Posted by joshpainter on September 9, 2011

– by Josh Painter
*
Look up into the night sky for a moon of an unusual hue tonight, because another New York Times op-ed writer has discovered that Sarah Palin does indeed have substance, and she may not be the far right wing idealogue the left has been claiming she is for the past three years. Such Damascus Road revelations only occur at the Gray Lady once every blue moon.

Anand Giridharadas begins his commentary by admitting that liberals are woefully unprepared to recognize “something intelligent and wise and fresh about the present American condition” when Gov. Palin says it. Consequently, they don’t pay much attention to anything she has to say, nor is it likely that they read her policy statements on her Facebook Notes page. But the weekend Tea Party rally in Indianola, Iowa was enough of a high profile event that while most of his media colleagues were focused on the horse race, the governor’s actual remarks delivered there managed to catch Giridharadas’ attention:

She made three interlocking points. First, that the United States is now governed by a “permanent political class,” drawn from both parties, that is increasingly cut off from the concerns of regular people. Second, that these Republicans and Democrats have allied with big business to mutual advantage to create what she called “corporate crony capitalism.” Third, that the real political divide in the United States may no longer be between friends and foes of Big Government, but between friends and foes of vast, remote, unaccountable institutions (both public and private).

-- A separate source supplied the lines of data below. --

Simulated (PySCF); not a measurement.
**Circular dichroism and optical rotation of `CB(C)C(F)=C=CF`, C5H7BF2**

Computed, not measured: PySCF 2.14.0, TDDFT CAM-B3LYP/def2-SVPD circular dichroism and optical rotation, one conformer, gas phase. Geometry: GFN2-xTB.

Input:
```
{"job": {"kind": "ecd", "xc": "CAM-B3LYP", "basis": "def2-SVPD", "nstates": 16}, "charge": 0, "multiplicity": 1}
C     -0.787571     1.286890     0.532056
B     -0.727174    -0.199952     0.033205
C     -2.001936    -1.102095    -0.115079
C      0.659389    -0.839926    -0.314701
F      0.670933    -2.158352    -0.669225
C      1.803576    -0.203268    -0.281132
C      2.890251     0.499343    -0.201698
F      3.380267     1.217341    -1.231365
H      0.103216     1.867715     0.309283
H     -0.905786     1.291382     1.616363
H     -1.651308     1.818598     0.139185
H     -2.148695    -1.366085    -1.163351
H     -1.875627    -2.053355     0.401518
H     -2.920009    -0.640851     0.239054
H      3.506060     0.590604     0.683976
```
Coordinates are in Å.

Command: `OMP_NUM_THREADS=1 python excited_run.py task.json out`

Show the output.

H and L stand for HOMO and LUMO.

In supporting her first point, about the permanent political class, she attacked both parties’ tendency to talk of spending cuts while spending more and more; to stoke public anxiety about a credit downgrade, but take a vacation anyway; to arrive in Washington of modest means and then somehow ride the gravy train to fabulous wealth. She observed that 7 of the 10 wealthiest counties in the United States happen to be suburbs of the nation’s capital.

Her second point, about money in politics, helped to explain the first. The permanent class stays in power because it positions itself between two deep troughs: the money spent by the government and the money spent by big companies to secure decisions from government that help them make more money.

[…]

Because her party has agitated for the wholesale deregulation of money in politics and the unshackling of lobbyists, these will be heard in some quarters as sacrilegious words.

Ms. Palin’s third point was more striking still: in contrast to the sweeping paeans to capitalism and the free market delivered by the Republican presidential candidates whose ranks she has yet to join, she sought to make a distinction between good capitalists and bad ones. The good ones, in her telling, are those small businesses that take risks and sink and swim in the churning market; the bad ones are well-connected megacorporations that live off bailouts, dodge taxes and profit terrifically while creating no jobs.

Strangely, she was saying things that liberals might like, if not for Ms. Palin’s having said them.

Giridharadas has a wondrous Captain Obvious moment with his realization that “Ms. Palin may be hinting at a new political alignment that would pit a vigorous localism against a kind of national-global institutionalism.” Imagine his complete bewilderment when Giridharadas puts two and two together and realizes that, yes, this is precisely what the TEA Party movement is about.

At Legal Insurrection, William A. Jacobson comments:

A severe injustice has been perpetrated on the American people not by the vile derangement directed at Palin by the mainstream media, left-blogosphere and establishment conservative[s], but by the closing of their collective minds.

[…]

This probably will not signal a sea change in media coverage of Palin, or among conservative pundits. Liberals and conservatives alike have been played for fools by their media and their parties.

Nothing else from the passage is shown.